Senior corporate communicators across Europe have not yet grasped the power of social media to impact their businesses, or embraced the tools that can help them engage.

Paul Holmes

BRUSSELS—Senior corporate communicators across Europe have not yet grasped the power of social media to impact their businesses, or embraced the tools that can help them engage with stakeholders online, according to the latest European Communication Monitor, unveiled last week at the European Association of Communication Directors annual summit in Brussels.

The survey found that just 72.5 percent of respondents believe social media content changes the perceptions of external stakeholders about their organization, and that only 57 percent believe social media content changes the perceptions of employees.

Similarly, only 58.1 percent of the communications executives surveyed say that employees who are active on the web are “relevant gatekeepers” for their organizations; 53.2 percent believe consumers who raise their voices on the social web are relevant gatekeepers; and 51.4 percent believe bloggers and online community managers are relevant gatekeepers.

Under the circumstances, it is perhaps no surprise that only 37.7 percent say their organization has developed adequate strategies and instruments to communicate with new gatekeepers on the social web.

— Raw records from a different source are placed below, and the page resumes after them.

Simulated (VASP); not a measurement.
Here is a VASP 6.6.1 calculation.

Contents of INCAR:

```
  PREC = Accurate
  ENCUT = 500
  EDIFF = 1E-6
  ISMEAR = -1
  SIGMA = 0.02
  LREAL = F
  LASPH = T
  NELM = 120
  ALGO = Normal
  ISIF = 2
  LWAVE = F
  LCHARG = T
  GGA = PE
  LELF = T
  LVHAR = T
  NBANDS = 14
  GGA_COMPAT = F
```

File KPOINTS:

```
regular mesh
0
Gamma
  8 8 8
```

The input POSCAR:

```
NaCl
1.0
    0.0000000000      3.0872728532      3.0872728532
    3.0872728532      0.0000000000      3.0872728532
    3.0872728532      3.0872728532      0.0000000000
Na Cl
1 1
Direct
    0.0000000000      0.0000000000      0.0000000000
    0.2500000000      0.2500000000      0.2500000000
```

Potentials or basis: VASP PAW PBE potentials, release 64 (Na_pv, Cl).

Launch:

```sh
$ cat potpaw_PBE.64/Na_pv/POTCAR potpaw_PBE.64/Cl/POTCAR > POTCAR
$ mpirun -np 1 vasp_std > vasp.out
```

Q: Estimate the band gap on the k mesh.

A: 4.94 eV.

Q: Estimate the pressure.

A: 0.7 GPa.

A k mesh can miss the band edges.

So while 73.1 percent say that online communities and social networks are important tools for communication management, only 51.8 percent have implemented those tools; 66.9 percent agree that online video is important, but only 46.1 percent have implemented it; and 59.1 percent believe mobile apps are important, but only 28.9 percent have them.

But at least the communicators surveyed acknowledged that their social media abilities still require improvement: just 53.5 percent said they rated their ability to deliver messages via the social web as either high or very high; just 50.8 percent rated their knowledge of social media trends as high or very high; and only 29.2 percent rated their ability to initiate online dialogue with their stakeholders as high or very high.